Would that I were a springboard for my colleagues,

one that could power them toward connecting and communicating in new, collaborative ways with web 2.0 tools! Instead, I’m afraid I’m an annoyance when I speak about the benefits of the read/write web for literacy teachers.

And right now, without the benefit of electronic media at all they are maintaining learning gains each year as measured by high stakes tests like those administered by the Collegeboard people. Besides being excellent teachers of literacy, they are sociable and socially-mediatd people.

But, what more might these educators be able to bring to kids if they were more familiar with the media that kids use, able to do gaming, “chatting,” “txting,” and “tweeting”? Now literacy itself has changed.
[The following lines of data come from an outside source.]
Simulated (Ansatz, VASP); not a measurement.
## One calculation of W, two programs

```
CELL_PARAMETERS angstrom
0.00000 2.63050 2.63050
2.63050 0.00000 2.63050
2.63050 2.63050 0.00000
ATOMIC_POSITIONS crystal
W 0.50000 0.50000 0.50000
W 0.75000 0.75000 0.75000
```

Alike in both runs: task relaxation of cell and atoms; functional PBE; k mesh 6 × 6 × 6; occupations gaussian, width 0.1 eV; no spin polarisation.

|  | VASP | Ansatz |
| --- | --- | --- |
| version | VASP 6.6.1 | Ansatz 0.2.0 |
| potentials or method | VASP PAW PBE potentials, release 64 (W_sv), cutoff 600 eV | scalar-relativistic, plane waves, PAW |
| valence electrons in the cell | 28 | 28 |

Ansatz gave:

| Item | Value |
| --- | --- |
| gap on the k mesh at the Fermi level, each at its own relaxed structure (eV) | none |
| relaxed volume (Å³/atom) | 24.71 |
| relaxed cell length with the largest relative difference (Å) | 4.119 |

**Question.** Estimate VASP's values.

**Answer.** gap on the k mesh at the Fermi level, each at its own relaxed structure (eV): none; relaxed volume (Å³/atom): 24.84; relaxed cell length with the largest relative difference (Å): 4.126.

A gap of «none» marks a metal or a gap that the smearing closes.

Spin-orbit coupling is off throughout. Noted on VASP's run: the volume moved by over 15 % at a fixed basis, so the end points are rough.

That’s why Juliette LaMontagne’s words resonated this evening, as I reflected on the “don’t ask, don’t tell” truce I’ve drawn with my colleagues who won’t willingly go into the digital frontier with me. The notion is scary, or seemingly pointless, or even misguided in their eyes, as I’ve noted previously in this blog.

Instead of engaging as professional educators and inside comfortable routines and canned curricula, LaMontagne claims that teachers could “actively engage in the online space and embrace the radical shift in teaching and learning that is upon us.”

In any department there is probably this split between individuals who are comfortable with old literacies and those who want to adventure into the new. But it’s frustrating, because they are all such great communicators–I know so much could be done, especially in literacy ed, if they would/could get into it with me.

Until then, I’ll do what I can to exemplify what LaMontagne describes as that new sort of educator she’s nurturing, so new it doesn’t have an agreed upon label yet:

Call it digital literacy, information technology, networked learning, new media literacy, or connectivism, they recognize it as an opportunity to transform the traditional student model from passive recipient of knowledge to active participant constructing knowledge. They experiment with technology tools in their classrooms, reinvent curricula, and re-envision the what and how of schooling. Their approach is decidedly student-centered and collaborative…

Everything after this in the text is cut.